Additional Context I'm not using IAHispano's fairseq.

shirounanashi avatar Apr 26 '24 16:04 shirounanashi

It could be because a lot of things but I think is one of this:

  1. Your GPU driver is outdated: https://docs.nvidia.com/deeplearning/cudnn/latest/reference/support-matrix.html
  2. Your GPU only has 5 GB of VRAM and it's also a GTX which there's some people having issues with them

aitronz avatar Apr 26 '24 17:04 aitronz

Thank you, it really was a driver problem, but it wasn't because it was outdated, it was because it wasn't installed, both cuda and cudnn. I installed it and solved the problem

shirounanashi avatar Apr 26 '24 17:04 shirounanashi

Testing further, I discovered that it is a problem with Applio on Linux, a problem that does not happen in RVC WebUI, that is, it has nothing to do with the driver as I thought it would be when closing the issue

shirounanashi avatar May 13 '24 13:05 shirounanashi

Applio uses identical code for GPU detection and utilization in both RVC WebUI. We only chnaged the Torch version, hence I'm sharing this link https://docs.nvidia.com/deeplearning/cudnn/latest/reference/support-matrix.html for you to verify compatibility with our current setup.

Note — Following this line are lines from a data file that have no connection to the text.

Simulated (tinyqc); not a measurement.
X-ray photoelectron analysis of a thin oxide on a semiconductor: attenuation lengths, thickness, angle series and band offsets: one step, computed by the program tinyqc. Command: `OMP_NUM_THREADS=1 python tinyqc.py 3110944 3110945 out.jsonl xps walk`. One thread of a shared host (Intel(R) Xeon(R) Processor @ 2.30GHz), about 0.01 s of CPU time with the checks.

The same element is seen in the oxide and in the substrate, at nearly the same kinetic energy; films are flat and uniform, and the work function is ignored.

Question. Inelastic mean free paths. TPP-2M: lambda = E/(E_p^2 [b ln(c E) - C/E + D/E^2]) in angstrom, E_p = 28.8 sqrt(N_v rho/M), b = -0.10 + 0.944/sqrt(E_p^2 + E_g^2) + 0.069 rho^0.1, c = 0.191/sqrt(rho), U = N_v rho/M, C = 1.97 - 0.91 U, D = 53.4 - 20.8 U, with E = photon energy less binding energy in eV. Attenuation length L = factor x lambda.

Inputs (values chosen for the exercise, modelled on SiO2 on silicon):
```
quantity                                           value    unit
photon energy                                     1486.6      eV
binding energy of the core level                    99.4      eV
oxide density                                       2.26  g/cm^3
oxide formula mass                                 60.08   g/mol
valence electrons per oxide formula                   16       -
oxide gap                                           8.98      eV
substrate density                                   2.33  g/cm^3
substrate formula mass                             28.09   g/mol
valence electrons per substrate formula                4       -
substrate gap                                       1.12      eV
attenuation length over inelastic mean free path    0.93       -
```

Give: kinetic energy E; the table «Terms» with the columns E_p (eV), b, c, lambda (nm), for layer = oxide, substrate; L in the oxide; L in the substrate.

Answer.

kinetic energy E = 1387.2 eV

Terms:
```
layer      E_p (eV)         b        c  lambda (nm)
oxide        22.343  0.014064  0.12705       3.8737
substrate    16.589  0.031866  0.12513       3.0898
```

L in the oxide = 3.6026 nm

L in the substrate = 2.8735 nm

aitronz avatar May 15 '24 18:05 aitronz

@aitronssesin In theory, my GPU was supposed to run smoothly. But even with the latest version of the drivers and cudnn in a clean Arch installation, it still gives me this Cuda out of memory problem, which doesn't happen with the RVC Web UI. Honestly, I don't know why this happens, since it doesn't happen on Windows on the same PC

shirounanashi avatar May 18 '24 05:05 shirounanashi

It could be an issue with Arch because in my Ubuntu server it works without any issues.

aitronz avatar May 18 '24 10:05 aitronz

It may be, but it doesn't make sense for the RVC WebUI to work without problems

shirounanashi avatar May 18 '24 14:05 shirounanashi

Yes because of the torch version maybe

aitronz avatar May 18 '24 14:05 aitronz

I tried updating torch, torchaudio and torchvision, but the Cuda out of memory problem still occurred

shirounanashi avatar May 18 '24 15:05 shirounanashi

Sorry I didn't explain me well I was saying that probably the newer torch version we are using is broken in arch but try this:

pip install torch==2.1.1 torchvision==0.16.1 torchaudio==2.1.1 --index-url https://download.pytorch.org/whl/cu121

aitronz avatar May 18 '24 15:05 aitronz

I didn't explain myself well either, I updated to the version I was using on the RVC Web UI. But I tested the version you sent and the problem still exists. I also noticed that Applio doesn't seem to release the VRAM until I close its window in the terminal

shirounanashi avatar May 18 '24 15:05 shirounanashi